Bruce Perens rejected from license-proliferation committee.

Ian Lance Taylor ian at airs.com
Mon Aug 22 22:09:22 UTC 2005


Russell Nelson <nelson at crynwr.com> writes:

> Ian Lance Taylor writes:
>  > It will take those people a lot more digging to understand that
>  > there is no real feedback mechanism from the community to the OSI.
> 
> You realize that I merely have to reply to this email to falsify this
> statement?  It doesn't matter what I say.  I could say "flibberty
> flobberty foo" and I still prove you wrong.
> 
>  > Why shouldn't the OSI seek to be more open to the community which
>  > it claims to represent?
> 
> Yes, we ought to reply to people's email.

Well, no.  E-mail which merely gets a reply is not a feedback
mechanism.  E-mail which can actually cause something to change would
be a feedback mechanism.

> (Ian, thanks for sending these softball objections.  The check is in
> the mail.)

You're welcome.

>  > Besides, restaurants are a lousy analogy, since there are many
>  > restaurants, but only one OSI.
> 
> There's the FSF.  There's OSDL.  There's OMM, AES, and NFLX.  Oh,
> wait, those are stocks that I own, but you know what I mean.

The FSF and the OSDL are, in my eyes, different.

>  > Nobody voted for RMS or Eben.  But that's OK, because they don't claim
>  > to represent anybody except themselves.
> 
> One of the reasons that I stay on the OSI board is that I feel that I
> am the only representative of the individual self-supporting
> developer.  I am representative without anybody having voted for me.
> Why do people put such stock in voting?  Democratic representation is
> no guarantee of quality of governance.

At the very least, democratic representation is a guarantee that if
things go wrong, there is a way to change them.  It's just one way,
it's not the only way.

>  > Do you really not see the difference between the FSF, which is
>  > "dedicated to promoting computer users' rights to use, study, copy,
>  > modify, and redistribute computer programs," and the OSI, which is
>  > "dedicated to managing and promoting the Open Source Definition for
>  > the good of the community?"
> 
> Not particularly.  There are differences which I refuse to go into,
> but this is an area in which we both claim to be representing the
> interests of people we've never met.

The difference is that the FSF claims to be promoting certain specific
rights.  They will do that for all people, whether or not any given
person cares about those rights.  There are many organizations like
this--e.g., Amnesty International, or the NRA, or the EFF.  These
types of organizations are generally not democratic.

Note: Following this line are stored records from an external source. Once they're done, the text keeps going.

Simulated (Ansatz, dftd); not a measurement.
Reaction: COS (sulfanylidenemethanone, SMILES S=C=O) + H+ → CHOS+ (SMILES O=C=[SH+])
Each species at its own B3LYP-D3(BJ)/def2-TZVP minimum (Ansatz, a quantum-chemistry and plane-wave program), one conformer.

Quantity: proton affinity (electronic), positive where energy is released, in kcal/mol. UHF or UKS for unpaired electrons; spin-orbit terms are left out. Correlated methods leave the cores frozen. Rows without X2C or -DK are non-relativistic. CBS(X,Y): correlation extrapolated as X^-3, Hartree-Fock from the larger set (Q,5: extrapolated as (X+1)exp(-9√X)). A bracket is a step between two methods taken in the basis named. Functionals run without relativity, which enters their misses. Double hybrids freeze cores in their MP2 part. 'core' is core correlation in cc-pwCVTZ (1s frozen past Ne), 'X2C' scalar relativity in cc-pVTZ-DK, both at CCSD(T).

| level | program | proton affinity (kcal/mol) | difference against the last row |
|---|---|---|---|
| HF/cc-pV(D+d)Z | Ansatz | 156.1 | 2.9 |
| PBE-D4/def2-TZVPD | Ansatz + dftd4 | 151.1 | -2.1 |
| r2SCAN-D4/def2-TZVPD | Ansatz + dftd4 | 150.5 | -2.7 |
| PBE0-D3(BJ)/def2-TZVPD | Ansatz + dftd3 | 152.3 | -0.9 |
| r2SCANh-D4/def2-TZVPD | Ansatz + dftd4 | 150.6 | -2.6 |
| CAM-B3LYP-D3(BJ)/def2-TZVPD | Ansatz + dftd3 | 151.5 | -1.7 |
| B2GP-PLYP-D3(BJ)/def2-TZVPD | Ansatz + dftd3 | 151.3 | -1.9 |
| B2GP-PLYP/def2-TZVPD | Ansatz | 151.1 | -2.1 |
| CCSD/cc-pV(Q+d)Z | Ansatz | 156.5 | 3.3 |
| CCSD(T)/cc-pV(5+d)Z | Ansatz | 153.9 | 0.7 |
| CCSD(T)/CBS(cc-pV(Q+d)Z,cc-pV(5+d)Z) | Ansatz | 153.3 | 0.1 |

The OSI, on the other hand, claims to be an advocacy organization for
a particular group of people.  There are also many organizations like
this--e.g., a lobbying group for a trade, or a labor union.  What's
unusual about the OSI, compared with other organizations of this type,
is that although they claim to represent our interests, they don't
actually try to find out what we care about.  Most organizations of
this type have elections for representatives, or in some cases they
have regular meeetings in which all the interested parties get
together to agree on agendas and priorities.

To repeat, note that the FSF doesn't claim to represent our interests.
They claim to support certain specific rights that they feel we should
have.  What we care about is not relevant to the FSF; their mission is
defined independently of what we want.  We can support them or not,
but in general it won't change what they do.

(The OSDL, by contrast, is not an advocacy organization at all.)